Mahwah Plans New Affordable Housing Complex For Route 202
Unit, which could go up as early as next year, would include housing for special needs and senior citizen residents
Mahwah will be applying to use some of its Municipal Housing Trust Fund money to build a new affordable housing unit on the corner of Ramapo Valley Road and Strysko Ave., Township Business Administrator Brian Campion said at a town council meeting last month. The plan for the unit, which would be built under the direction of the United Way, would house two separate structures, one catering to special needs residents, and the other to low-income senior citizens, he said.
Representatives from the United Way presented a “rough conceptual design” of the project to the township council at its last meeting. The layout, they said, would be similar to the Orchard Commons development in Allendale. Though the final designs could change, the current plans would accommodate for 22 special needs residents and include 12 senior units.
To build the project, the township is asking the state to use $1.275M of the money in its Municipal Housing Trust Fund. According to Campion, Mahwah must prove it has a plan in action to use the money before a July 17 deadline, when the state can seize funds in the account that the municipality has not yet used.
According to NJ.com, Governor Chris Christie last week vetoed a bill that would have extended the deadline by two years. “If we do not commit to a plan, our four year-old funds will be subject to being taken by the state,” Campion said at the meeting.
To fund the rest of the project, which is estimated to cost about $2.2M, Campion said the township will apply for a home funds grant from the county. “We do have that amount of money in our Municipal Housing Fund,” Campion said, but just the $1.275M has the looming usage deadline. “We can cover the full costs [with that fund] if we do not get the grant,” he said.
The new housing unit, Campion said, would be fully funded “without the use of taxpayer money.”

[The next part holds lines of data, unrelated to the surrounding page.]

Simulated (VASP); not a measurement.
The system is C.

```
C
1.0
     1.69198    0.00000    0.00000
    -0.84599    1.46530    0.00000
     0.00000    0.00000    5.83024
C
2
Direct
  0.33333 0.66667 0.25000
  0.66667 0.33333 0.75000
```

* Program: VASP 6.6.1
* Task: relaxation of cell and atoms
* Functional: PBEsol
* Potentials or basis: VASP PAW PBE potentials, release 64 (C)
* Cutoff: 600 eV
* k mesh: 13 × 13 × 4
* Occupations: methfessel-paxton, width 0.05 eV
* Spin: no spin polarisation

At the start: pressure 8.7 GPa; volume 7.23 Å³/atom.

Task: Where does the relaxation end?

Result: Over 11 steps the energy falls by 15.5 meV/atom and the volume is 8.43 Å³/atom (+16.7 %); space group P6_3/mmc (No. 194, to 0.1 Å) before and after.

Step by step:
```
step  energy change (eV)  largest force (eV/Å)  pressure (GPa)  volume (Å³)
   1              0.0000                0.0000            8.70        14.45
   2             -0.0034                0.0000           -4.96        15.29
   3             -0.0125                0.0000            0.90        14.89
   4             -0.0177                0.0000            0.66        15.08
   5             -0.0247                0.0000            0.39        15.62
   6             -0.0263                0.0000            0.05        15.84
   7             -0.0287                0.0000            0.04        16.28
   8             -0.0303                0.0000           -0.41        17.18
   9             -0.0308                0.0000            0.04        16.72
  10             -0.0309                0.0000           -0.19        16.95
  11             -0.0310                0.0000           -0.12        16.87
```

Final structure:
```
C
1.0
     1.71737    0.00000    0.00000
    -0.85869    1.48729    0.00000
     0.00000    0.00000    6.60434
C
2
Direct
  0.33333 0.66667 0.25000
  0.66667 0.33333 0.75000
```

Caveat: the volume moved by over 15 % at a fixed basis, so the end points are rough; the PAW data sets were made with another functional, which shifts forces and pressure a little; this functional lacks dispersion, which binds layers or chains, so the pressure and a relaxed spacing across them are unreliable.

According to Tom Toronto, the President of the Bergen County United Way, plans for this unit in Mahwah have been in the works “for almost a full year.” Toronto said his agency first approached the township about it after a parent of a special needs individual saw the Allendale facility, and asked if something similar could be built in Mahwah.
“At that time, we took then Mayor John DaPuzzo and then Council President John Roth on a tour of Orchard Commons,” Toronto said. “They were interested, but the township needed a piece of land to develop the project on.”
Last Fall, the Webster family announced to the township it was interested in donating a 1.2-acre plot of land at the corner of Route 202 and Strysko Ave., across the street from the Mahwah Bar and Grill, to Mahwah. The township is in the midst of accepting the gift now.
“We had been thinking about reaching out to the property owner there, because the plot of land was perfect for the development,” Toronto said. “The fact that the [Webster] family wanted to donate it was a remarkable coincidence.”
The donation “really got the project rolling,” he said. The United Way has already completed a land survey and environmental analysis of the site. The next step, he said, is to secure funding, then begin a planning board site plan application and apply for permits in the township to build the complex.
“We could potentially see construction starting in 2013,” Campion said. “We are looking at an eight or nine month building period, so it could be done in 2014.”
The general consensus among the presenters and councilmembers at the meeting was that the complex would be a positive addition to the township, especially for specific communities.
“Orchard Commons allows for local preference, so I’m sure we could do the same thing here,” Toronto said, meaning that Mahwah residents would have an increased chance of being approved to live in the units. Three of the 10 Orchards Commons residents are from Allendale, he said.
According to Mayor Bill Laforet, the township’s administration suggested adding the senior housing component to the plan, which originally called for just the special needs unit. “We think there is a great opportunity here to foster relationships between the seniors and the special needs residents,” he said. “It could be a great way for these two populations to form important and mutually helpful relationships.”
The complex should also satisfy affordable housing obligations the township needs to fulfill. “COAH is a mess, so the state might not be able to quantify exactly what our obligation is,” Campion said at the meeting. “But, the township does have some sort of an affordable housing obligation.”
Toronto said the project would be added to three other projects – one in Ramsey, one in Allendale and one in Fairview – the United Way is working on. In New Jersey, 8,000 people with developmental disabilities are on a waiting list for housing, he said. “This would definitely be a help.”